Microsoft Announces C#, Submits Standards Proposal

FRAMINGHAM (06/26/2000) - Microsoft Corp. today formally announced its C# graphical programming language and said it's working with ECMA, an international standardization body based in Geneva, to create a standard specification aimed at letting multiple software vendors deliver the new language and supporting tools.

Microsoft also released the C# reference document that it submitted to ECMA to kick off the standards process. C# (pronounced "C sharp") is a challenge to Sun Microsystems Inc.'s Java language, which is supported by Microsoft rivals such as IBM.

The new language will make its first appearance in the next version of Microsoft's Visual Studio development tool set, which is scheduled to become available for beta-testing later this year. Microsoft said full details about C# will be disclosed next month at its Professional Developers Conference in Orlando along with a "technical preview release" of the language.

Jan van den Beld, secretary general of ECMA, said in a statement that the standards body has agreed to consider Microsoft's standards proposal. He added that it is "of critical importance that this technology follow a truly open standardization approach to ensure interoperability in an interconnected world."

Sun also had been working with ECMA -- formerly known as the European Computer Manufacturers Association -- in an attempt to develop a Java standard. But the company withdrew from the standardization process last year after declining to turn over Java documentation, citing concerns that ECMA had no written policies on trademark and copyright questions.
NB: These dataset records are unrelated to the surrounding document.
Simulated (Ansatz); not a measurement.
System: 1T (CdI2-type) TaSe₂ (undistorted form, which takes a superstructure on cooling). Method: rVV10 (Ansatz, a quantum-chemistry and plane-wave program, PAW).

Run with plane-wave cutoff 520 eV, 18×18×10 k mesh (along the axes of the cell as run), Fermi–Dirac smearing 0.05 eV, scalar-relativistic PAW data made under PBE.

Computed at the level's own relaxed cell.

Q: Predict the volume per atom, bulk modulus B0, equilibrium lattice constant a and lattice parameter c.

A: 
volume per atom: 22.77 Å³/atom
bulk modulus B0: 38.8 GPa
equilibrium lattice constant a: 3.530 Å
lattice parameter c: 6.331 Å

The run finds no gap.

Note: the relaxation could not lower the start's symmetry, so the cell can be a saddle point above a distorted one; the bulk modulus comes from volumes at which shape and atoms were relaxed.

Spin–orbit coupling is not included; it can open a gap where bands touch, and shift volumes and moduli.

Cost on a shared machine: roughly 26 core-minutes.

Some users have complained Microsoft's development of a rival to Java is too little, too late. But Roger Kay, an analyst at International Data Corp. in Framingham, Massachusetts, said Sun's early missteps with Java may have left the door open for C#.

"I get the impression that the momentum for Java has really declined a lot," Kay said. "One reason is Java's performance up to now. It simply didn't run fast enough to be that effective. That meant that there was some room for alternate technology in there."